Originally Posted by
RadioGirl
But I too would find it odd if someone who routinely shuttles between two residences, someone experienced enough to travel transpac with only a small carry-on, or someone with enough FF miles to bother with a MR is too claustrophobic to fly, and only discovers that fact once on board the aircraft. (NB: Not "suspicious", not "dangerous", just "odd.")
This. The OP's anecdote reminds me of some of the FAM accounts in the documentary,
Please Remove Your Shoes, and I do not consider it
impossibly far-fetched that this type of experience is a 'security probe'.

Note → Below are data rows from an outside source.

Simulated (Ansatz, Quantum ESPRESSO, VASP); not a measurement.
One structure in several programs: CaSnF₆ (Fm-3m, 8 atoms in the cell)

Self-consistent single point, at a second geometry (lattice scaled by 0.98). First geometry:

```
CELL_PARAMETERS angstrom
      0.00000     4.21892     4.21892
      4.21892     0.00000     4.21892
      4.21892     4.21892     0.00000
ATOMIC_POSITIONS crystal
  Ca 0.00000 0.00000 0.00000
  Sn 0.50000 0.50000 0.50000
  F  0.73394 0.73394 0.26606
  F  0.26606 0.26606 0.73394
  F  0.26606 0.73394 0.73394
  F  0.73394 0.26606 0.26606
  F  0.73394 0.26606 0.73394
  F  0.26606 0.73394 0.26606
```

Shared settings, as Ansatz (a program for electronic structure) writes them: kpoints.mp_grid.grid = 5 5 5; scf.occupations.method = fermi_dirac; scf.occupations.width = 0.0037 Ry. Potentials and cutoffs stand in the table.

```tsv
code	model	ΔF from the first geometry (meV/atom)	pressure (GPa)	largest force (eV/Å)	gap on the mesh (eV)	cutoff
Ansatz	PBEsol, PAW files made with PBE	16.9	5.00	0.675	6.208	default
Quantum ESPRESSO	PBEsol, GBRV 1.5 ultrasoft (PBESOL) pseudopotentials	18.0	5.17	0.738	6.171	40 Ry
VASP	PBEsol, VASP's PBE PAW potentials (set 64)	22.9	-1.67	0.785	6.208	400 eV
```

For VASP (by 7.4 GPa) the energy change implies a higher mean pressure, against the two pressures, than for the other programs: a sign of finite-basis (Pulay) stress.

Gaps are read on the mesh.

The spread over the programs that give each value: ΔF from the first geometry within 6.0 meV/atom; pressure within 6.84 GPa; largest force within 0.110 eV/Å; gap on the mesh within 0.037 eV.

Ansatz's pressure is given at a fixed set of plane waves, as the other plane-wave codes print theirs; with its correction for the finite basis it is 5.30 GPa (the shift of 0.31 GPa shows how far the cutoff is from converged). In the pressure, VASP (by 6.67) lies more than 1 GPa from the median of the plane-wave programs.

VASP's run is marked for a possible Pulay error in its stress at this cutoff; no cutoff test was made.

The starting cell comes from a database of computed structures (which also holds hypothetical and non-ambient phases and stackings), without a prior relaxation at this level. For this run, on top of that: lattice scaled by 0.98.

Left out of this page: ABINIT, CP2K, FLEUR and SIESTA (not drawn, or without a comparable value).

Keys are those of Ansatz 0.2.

Which is more likely: someone who is terrified of flying brought no baggage whatsoever on a transcon flight, or the guy left some baggage on the plane? Probably he left some baggage on the plane, although both scenarios are possible. And if the guy did leave baggage on the plane, was it intentional or inadvertent? Of course it is completely plausible that a claustrophobic passenger would be too panicked to consider his baggage, or even that he begged the staff to remove his checked baggage and they denied his request.
A string of statistically unlikely coincidences:
1. A passenger panics and demands to exit the plane after it left a gate (This has certainly happened on less than 1% of my flights; it has never happened to me.) Let's say 0.1% of flights have an incident like this.
2. That passenger left the flight with no luggage. I'm guessing less than one percent of transcon passengers have no luggage, so let's say a 1% chance he didn't leave anything on the plane.
3. That passenger is of a demographic which has probed holes in airline/airport security in the recent past. I'm guessing that less than 1% of US domestic passengers are young men of Middle Eastern descent.
If only #1 and #2 are true, then we are talking about a 1-in-100,000 chance of the incident happening randomly.
Given 600 million enplanements per year in the US, let's use a nice conservative number and say that 1-2%, or 10 million of these enplanements are on transcons. That would still mean that #1 + #2 would occur a hundred times per year by chance, or twice a week.
Add #3, and now we are talking a 1-in-10,000,000 chance of this happening randomly. (Passenger-initiated deplanement, not removing luggage, and being a member of a specific demographic which has a record of probing security holes.) Still likely to happen completely by chance once or twice a year, but definitely more noteworthy.
I would say that objectively, the passenger's gender, age, and ethnicity raise the (remote) possibility that this was a security probe. I understand that the overwhelmingly vast majority of young men of Middle Eastern descent are not terrorists, but I also recognize that the terrorists currently targeting the USA are young men of Middle Eastern descent. Would we be having this discussion if the passenger was a black grandmother? No. Does that mean that the discussion is racist? Not in my opinion.
Does that mean the incident had any security implications? Probably not.
Originally Posted by
Zaynab
What I do not understand from the remarks by several posters in this thread is that in the security conscious United States, the "passenger and luggage should be on the same plane" rule is only applied across the oceans. What is the logic? Is the security risk lower on intra-US flights?
+1. Weren't some of the the 9/11 flights domestic transcons?
Of course, logic and the US's current implementation of "airport security" have little in common. The fact that the luggage is all 'screened' gives me no comfort, given the huge failure levels on official tests.